Crossrail, Europe’s biggest construction project, uses 7,000 tonnes of almost exclusively British steel. Network Rail sources 96% of its steel rail from Britain and it is all made in Scunthorpe—that is 120,000 tonnes a year for the next six years. We have changed the procurement rules so that wider social and economic factors are taken into account in public procurement, both locally and nationally, giving UK steel every chance to win contracts. In fact, it would be almost impossible not to buy British steel.
North Cornwall has two new possible proposals for branch lines, one in Wadebridge and the other on the Okehampton link. Does my right hon. Friend welcome those proposals, and does she think, in the light of the recent EU referendum result, that it would be beneficial for British steel to be used in every new railway construction across the whole country?

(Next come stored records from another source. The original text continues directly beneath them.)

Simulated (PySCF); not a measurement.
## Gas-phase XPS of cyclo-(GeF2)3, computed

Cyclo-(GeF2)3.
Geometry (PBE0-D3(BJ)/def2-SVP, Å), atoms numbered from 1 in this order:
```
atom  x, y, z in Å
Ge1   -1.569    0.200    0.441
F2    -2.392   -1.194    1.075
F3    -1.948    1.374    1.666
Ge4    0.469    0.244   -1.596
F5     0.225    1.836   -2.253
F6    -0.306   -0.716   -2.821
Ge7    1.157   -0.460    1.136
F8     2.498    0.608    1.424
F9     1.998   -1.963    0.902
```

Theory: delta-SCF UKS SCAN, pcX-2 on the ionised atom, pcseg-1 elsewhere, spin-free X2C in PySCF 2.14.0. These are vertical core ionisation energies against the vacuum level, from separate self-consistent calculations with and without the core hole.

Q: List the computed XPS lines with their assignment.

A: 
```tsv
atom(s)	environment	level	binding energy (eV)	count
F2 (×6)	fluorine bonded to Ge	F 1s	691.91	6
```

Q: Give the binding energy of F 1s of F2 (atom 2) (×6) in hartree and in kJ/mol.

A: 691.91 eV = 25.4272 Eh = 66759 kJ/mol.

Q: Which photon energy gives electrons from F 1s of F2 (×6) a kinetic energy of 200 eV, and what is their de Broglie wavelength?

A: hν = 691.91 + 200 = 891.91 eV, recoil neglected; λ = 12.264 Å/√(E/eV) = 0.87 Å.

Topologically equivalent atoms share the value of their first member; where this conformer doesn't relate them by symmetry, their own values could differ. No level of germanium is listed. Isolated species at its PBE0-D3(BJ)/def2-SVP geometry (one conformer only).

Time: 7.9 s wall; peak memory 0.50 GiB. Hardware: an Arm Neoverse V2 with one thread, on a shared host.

We have changed the procurement rules in relation to Government funding, but there is really no excuse. We know how brilliant British steel is—[Interruption]—especially when it comes to the construction of railway lines. It is the best steel in the world, which is why so many people buy it when they are constructing rail lines.
I welcome the Minister’s comments about UK steel, and Scunthorpe steel in particular. What is she doing to ensure that there is a clear pipeline of infrastructure projects in train so that the correct capacity is put in place for creating the steel for those projects?
I am grateful, as ever, to the hon. Gentleman for his question. One of the things that will certainly take place today is the Secretary of State leading an extremely large meeting, as the hon. Gentleman might imagine, of all the key players in British industry, following last week’s vote. One of the things that we have already discussed is the need to make sure that we address—if at all possible, and if we can really get determination—huge infrastructure projects. Whether it is HS2, a third runway or whatever, it is incredibly important that we make the very best of what has been a very bad decision by the British public, if I may say so.